# Let $(x_j)\to a$ a sequence on $\Bbb K$, then show that $(\frac1n\sum_{j=1}^n x_j)\to a$

Let $(x_j)\to x$ a sequence on $\Bbb K$, then show that $(\frac1n\sum_{j=1}^n x_j)\to x$

I want to check if this proof for the convergence of Césaro sums is valid. I rewrite the statement to prove as $(\frac1n\sum_{j=1}^n (x_j-x))\to 0$.

Because we have that $(x_j-x)\to 0$ then for any $\epsilon>0$ exists some $N\in\Bbb N$ such that $|x_j-x|<\epsilon$ when $j\ge N$.

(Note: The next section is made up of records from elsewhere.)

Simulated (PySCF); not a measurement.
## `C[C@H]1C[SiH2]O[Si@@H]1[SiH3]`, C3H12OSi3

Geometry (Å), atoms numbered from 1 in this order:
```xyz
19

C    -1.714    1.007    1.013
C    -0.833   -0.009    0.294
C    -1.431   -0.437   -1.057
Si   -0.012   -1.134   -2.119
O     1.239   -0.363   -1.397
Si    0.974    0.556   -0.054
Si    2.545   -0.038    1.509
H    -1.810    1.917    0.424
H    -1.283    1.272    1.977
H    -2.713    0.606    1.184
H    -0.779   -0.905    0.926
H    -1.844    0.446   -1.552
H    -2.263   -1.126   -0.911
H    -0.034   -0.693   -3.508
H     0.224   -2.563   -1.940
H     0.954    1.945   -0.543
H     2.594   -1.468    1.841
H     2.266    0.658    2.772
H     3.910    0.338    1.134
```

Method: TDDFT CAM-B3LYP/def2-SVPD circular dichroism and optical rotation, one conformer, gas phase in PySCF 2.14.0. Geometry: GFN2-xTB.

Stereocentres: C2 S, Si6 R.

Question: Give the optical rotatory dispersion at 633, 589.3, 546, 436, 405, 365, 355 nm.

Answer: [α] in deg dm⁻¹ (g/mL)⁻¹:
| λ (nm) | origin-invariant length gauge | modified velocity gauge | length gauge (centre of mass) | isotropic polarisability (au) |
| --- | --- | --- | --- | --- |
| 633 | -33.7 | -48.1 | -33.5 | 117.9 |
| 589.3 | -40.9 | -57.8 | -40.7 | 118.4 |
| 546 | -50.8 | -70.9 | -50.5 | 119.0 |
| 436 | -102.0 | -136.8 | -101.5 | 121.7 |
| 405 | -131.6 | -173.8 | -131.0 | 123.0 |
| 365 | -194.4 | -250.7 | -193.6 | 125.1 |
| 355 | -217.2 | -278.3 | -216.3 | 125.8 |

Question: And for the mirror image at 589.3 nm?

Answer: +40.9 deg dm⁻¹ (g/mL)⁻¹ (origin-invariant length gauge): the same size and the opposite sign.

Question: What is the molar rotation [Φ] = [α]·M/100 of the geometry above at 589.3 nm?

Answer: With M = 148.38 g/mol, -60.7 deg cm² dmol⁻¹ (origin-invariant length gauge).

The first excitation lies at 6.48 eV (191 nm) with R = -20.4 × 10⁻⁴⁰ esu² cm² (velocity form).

Then we have that for $n\ge N$ then

$$\left|\frac1n\sum_{j=1}^{n}(x_j-x)\right|\le\frac1n\sum_{j=1}^{n}|x_j-x|<\frac1n\sum_{j=1}^{N-1}|x_j-x|+\frac1n\sum_{j=N}^{n}\epsilon$$

Then

$$\lim_{n\to\infty}\left|\frac1n\sum_{j=1}^{n}(x_j-x)\right|\le\lim_{n\to\infty} \left(\frac1n\sum_{j=1}^{N-1}|x_j-x|+\frac1n\sum_{j=N}^{n}\epsilon\right)=\epsilon$$

Because $\epsilon$ can be chosen arbitrarily small we conclude that $(\frac1n\sum_{j=1}^n (x_j-x))\to 0$, and hence

$$(x_j)\to x\implies \left(\frac1n\sum_{j=1}^n x_j\right)\to x$$

What I dont like of this proof, if correct, is that Im unable to show the convergence of the Cesáro sum with the classic language of $\epsilon-N$, what I did above is a different thing. This is the reason why Im unsure about the correctness of this proof.

• Who is $\mathbb K$? – Math1000 Oct 14 '16 at 22:55
• $\Bbb K$ is the common notation for $\Bbb R$ or $\Bbb C$ as the set where the $x_j$ are. It is useful to say that the statement is true for reals or complex numbers. – Masacroso Oct 14 '16 at 22:58
• The proof is correct. – Paolo Leonetti Oct 14 '16 at 23:03
• @JohnMa Im asking for a confirmation for the way I did this proof, so it cannot be a duplicate. – Masacroso Oct 14 '16 at 23:44
• Your proof is no difference than most of the others, and indeed you accepted an answer which is essentially the answer given in the duplicate. BTW, in your answer you should write $\limsup$ instead of $\lim$ since you do not know yet a limit exists. @Masacroso – user99914 Oct 15 '16 at 0:02

With some minor modification you have the $\epsilon - N$ proof.

If $n > N$ we have $|x_n -x| < \epsilon/2$.

Hence,

$$\left|\frac{1}{n}\sum_{j=1}^n x_j - x \right| \leqslant \frac{1}{n} \sum_{j=1}^N|x_j -x| + \frac{1}{n} \sum_{j= N+1}^n |x_j - x| \leqslant \frac{1}{n} \sum_{j=1}^N|x_j -x| + (1 - N/n)\frac{\epsilon}{2}$$

Now with $N$ fixed, choose $n$ sufficiently large such that

$$\frac{1}{n} \sum_{j=1}^N|x_j -x|< \frac{\epsilon}{2}.$$

Since $1 - N/n < 1$, we have for $n$ sufficiently large

$$\left|\frac{1}{n}\sum_{j=1}^n x_j - x \right| < \epsilon$$